Expand description

Explanations

It’s often useful to know exactly why two terms are equivalent in the egraph. For example, if you are trying to debug incorrect rules, it would be useful to have a trace of rewrites showing how an example given bad equivalence was found. egg uses an algorithm adapted from Proof-Producing Congruence Closure in order to generate such Explanations between two given terms.

Consider this program, which prints a FlatExplanation showing how (/ (* (/ 2 3) (/ 3 2)) 1) can be simplified to 1:

use egg::{*, rewrite as rw};
let rules: &[Rewrite<SymbolLang, ()>] = &[
    rw!("div-one"; "?x" => "(/ ?x 1)"),
    rw!("unsafe-invert-division"; "(/ ?a ?b)" => "(/ 1 (/ ?b ?a))"),
    rw!("simplify-frac"; "(/ ?a (/ ?b ?c))" => "(/ (* ?a ?c) (* (/ ?b ?c) ?c))"),
    rw!("cancel-denominator"; "(* (/ ?a ?b) ?b)" => "?a"),
    rw!("times-zero"; "(* ?a 0)" => "0"),
];

let start = "(/ (* (/ 2 3) (/ 3 2)) 1)".parse().unwrap();
let end = "1".parse().unwrap();
let mut runner = Runner::default().with_explanations_enabled().with_expr(&start).run(rules);

println!("{}", runner.explain_equivalence(&start, &end).get_flat_string());

The output of the program is a series of s-expressions annotated with the rewrite being performed:

(/ (* (/ 2 3) (/ 3 2)) 1)
(Rewrite<= div-one (* (/ 2 3) (/ 3 2)))
(* (Rewrite=> unsafe-invert-division (/ 1 (/ 3 2))) (/ 3 2))
(Rewrite=> cancel-denominator 1)

At each step, the part of the term being rewritten is annotated with the rule being applied. Each term besides the first term has exactly one rewrite annotation. Rewrite=> indicates that the previous term is rewritten to the current term and Rewrite<= indicates that the current term is rewritten to the previous term.

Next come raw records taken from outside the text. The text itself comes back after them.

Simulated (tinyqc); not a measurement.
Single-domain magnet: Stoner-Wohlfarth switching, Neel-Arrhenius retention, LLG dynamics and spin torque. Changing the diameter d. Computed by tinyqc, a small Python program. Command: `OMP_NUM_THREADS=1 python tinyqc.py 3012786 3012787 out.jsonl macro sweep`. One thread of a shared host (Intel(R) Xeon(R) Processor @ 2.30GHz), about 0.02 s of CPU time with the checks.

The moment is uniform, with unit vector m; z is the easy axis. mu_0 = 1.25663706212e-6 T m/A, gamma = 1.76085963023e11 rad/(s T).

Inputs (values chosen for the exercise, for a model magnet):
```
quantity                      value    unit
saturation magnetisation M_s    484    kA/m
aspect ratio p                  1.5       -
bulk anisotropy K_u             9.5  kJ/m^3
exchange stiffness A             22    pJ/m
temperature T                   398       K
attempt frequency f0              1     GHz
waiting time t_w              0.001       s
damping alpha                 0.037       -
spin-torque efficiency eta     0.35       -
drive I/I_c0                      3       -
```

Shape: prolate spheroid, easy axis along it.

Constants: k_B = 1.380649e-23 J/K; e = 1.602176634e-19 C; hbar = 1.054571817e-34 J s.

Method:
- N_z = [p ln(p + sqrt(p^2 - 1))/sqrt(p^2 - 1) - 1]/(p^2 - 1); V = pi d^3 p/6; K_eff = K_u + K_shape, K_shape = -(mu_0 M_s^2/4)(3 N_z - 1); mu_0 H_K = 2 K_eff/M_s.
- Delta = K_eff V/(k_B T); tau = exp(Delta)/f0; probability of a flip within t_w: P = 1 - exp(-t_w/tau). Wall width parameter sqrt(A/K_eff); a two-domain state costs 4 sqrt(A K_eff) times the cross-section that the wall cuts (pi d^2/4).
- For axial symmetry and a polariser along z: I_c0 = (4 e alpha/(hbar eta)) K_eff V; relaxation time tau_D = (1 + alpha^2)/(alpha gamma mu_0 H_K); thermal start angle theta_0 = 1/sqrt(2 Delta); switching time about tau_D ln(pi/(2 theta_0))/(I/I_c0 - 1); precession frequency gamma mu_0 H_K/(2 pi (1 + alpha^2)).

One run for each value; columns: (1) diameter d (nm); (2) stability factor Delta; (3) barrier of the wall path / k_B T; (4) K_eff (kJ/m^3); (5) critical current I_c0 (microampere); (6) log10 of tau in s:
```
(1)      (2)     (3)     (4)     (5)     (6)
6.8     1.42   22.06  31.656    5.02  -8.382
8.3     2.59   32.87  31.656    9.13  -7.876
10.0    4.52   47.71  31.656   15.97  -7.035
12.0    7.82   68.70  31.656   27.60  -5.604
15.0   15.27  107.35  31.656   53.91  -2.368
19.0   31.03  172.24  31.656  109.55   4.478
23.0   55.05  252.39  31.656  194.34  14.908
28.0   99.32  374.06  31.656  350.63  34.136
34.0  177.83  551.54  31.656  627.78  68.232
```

It turns out that these rules can easily lead to undesirable results in the egraph. For example, with just 0 as the starting term, the egraph finds that 0 is equivalent to 1 within a few iterations. Here’s the flattened explanation that egg generates:

0
(Rewrite<= times-zero (* (/ 1 0) 0))
(Rewrite=> cancel-denominator 1)

This tells you how the egraph got from 0 to 1, but it’s not clear why. In fact, normally the rules times-zero and cancel-denominator are perfectly reasonable. However, in the presence of a division by zero, they lead to arbitrary unions in the egraph. So the true problem is the presense of the term (/ 1 0). For these kinds of questions, egg provides the explain_existance function which can be used to get an explanation of why a term exists in the egraph in the first place.

Explanation Trees

So far we have looked at the FlatExplanation represenation of explanations because they are the most human-readable. But explanations can also be used for automatic testing or translation validation of egraph results, so the flat representation is not always necessary. In fact, the flattened representation misses the opportunity to share parts of the explanation among several different terms. Egraphs tend to generate explanations with a large amount of duplication of explanations from one term to another, making explanation-sharing very important. To solve this problem, egg provides the TreeExplanation representation.

Here’s an example TreeExplanation in string form:

(+ 1 (- a (* (- 2 1) a)))
 (+
    1
    (Explanation
      (- a (* (- 2 1) a))
      (-
        a
        (Explanation
          (* (- 2 1) a)
          (* (Explanation (- 2 1) (Rewrite=> constant_fold 1)) a)
          (Rewrite=> comm-mul (* a 1))
          (Rewrite<= mul-one a)))
      (Rewrite=> cancel-sub 0)))
 (Rewrite=> constant_fold 1)

The big difference between FlatExplanation and TreeExplanation is that now children of terms can contain explanations themselves. So a TreeTerm can have have each of their children be rewritten from an initial term to a final term, making the representation more compact. In addition, the string format supports let bindings in order to allow sharing of explantions:

(let
  (v_0 (- 2 1))
  (let
    (v_1 (- 2 (Explanation v_0 (Rewrite=> constant_fold 1))))
    (Explanation
      (* (- 2 (- 2 1)) (- 2 (- 2 1)))
      (*
        (Explanation (- 2 (- 2 1)) v_1 (Rewrite=> constant_fold 1))
        (Explanation (- 2 (- 2 1)) v_1 (Rewrite=> constant_fold 1)))
      (Rewrite=> constant_fold 1))))

As you can see, the let binding allows for sharing the term v_1. There are other duplicate expressions that could be let bound, but are not because egg only binds shared sub-terms found during the explanation generation process.

Besides the string forms, TreeExplanation and FlatExplanation encode the same information as Rust objects. For proof sharing, each Rc<TreeTerm> in the TreeExplanation can be checked for pointer equality with other terms.